The data used to derive these results is hit data from our Canvas LMS. Each row of data represents one click, one action, on the part of a user. When a user clicks in Canvas, several data points are collected–the user’s identity, the time of the click, the resource clicked, and the geographical location from which the click appears to originate. This information is collected for all users of Canvas courses, including students, professors, and DL staff.

This kind of data can tell us how students interact with the course, as individuals and in aggregate. Clickstream data analysis has been a driving force on the commercial Web for years, but we are at the beginning stages of learning how–and whether—this information can be useful in supporting and enhancing learning at the post-secondary level.

This project focused on three main areas:

  • Geographical data–where are users?
  • Device data–what devices (phones, tablets, laptops) do students use, and how?
  • Temporal data–when do students do their work with DL courses?

Each of these areas is covered here. The results are preliminary; the data still has much more to tell us.

The Dataset

Findings listed here are based on MSGH courses offered in Fall 2015:

  • MSGH 405 — Shannon Galvin
  • MSGH 408 — Chad Achenbach
  • MSGH 417 — Michael Diamond
  • MSGH 427 — Sharon DeJoy
  • MSGH 452 — Suzen Moeller

These courses were chosen in part because this small set represents a complete program.  We also knew beforehand that these courses included non-US students.

The data set includes both instructor and student hits. A manual process was used to identify instructors in the data set. While most of the graphs and results below include only student data, some also include instructor data. These are noted in the commentary.

The data set we used included about 1,100,000 rows of data. While the results, in general, cover Fall quarter 2015 (September 21 – December 12), our data covers a wider date range than the quarter itself. For students, the first hit in the set came on August 31, 2015 and the last on Jan 13, 2016. For instructors and staff, the first hit came on July 27, 2015 and the last on Jan 13, 2016.

Finally, it is important to note that these results came from a pilot project. Actionable data should be produced via a formalized process with a system of checks.

Geographical Data

Geographical Data — Goals

  • Visualize the geographical distribution of Distance Learning students


Geographical Distribution

Students access MSGH courses from all over the world. The darker the color of the country, the more hits came from that location. In this graph, the preponderance of United States participation is easy to see. The MSHG courses got 451,054 hits from the US. The second-highest number–10,132–came from Germany.

These results include only student data.

Students were also distributed across the United States.

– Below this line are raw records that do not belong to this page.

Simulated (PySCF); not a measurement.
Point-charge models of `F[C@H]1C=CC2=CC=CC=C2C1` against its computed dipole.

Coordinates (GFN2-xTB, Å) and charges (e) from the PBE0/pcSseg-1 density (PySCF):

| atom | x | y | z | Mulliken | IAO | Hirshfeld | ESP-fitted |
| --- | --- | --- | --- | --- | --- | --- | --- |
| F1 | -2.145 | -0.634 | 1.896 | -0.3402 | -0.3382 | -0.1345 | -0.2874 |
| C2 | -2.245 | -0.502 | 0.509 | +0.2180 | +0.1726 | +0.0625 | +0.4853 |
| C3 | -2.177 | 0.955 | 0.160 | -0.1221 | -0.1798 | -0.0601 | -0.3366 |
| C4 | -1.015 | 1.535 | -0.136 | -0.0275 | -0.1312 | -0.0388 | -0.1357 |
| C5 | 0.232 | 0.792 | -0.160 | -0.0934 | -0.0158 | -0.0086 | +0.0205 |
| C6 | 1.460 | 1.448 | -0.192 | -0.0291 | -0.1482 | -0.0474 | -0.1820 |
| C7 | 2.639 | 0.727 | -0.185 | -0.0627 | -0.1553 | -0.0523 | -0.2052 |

US Distance Learning Students

It may be useful to view a map without students from Illinois, because the range of non-Illinois participation appears a little more clearly:

DL Students Without Illinois
The raw data for the top 10 states shows that MSGH students are distributed widely within the US:


State Hits
Illinois 119945
California 49954
Massachusetts 36109
Minnesota 22671
New York 22022
Kentucky 18887
Ohio 17346
Texas 15574
North Carolina 15026
Indiana 13311


MSGH courses draw from a wide geographical range. This distribution–across the country and the globe–means that DL instructors must be aware of time zone differences in planning their courses. This is obviously the case for any synchronous online activity, but rhythms of comments and posting will also be affected by the geographical distribution of online students.

Student Mobility

There are 92 students in the MSGH courses we surveyed. Of these, 18 — almost 20% — accessed the courses from more than one country. The most mobile student is enrolled in four different MSGH courses — 417, 405, 408 and 452 — and had hits from 9 different countries during the fall quarter.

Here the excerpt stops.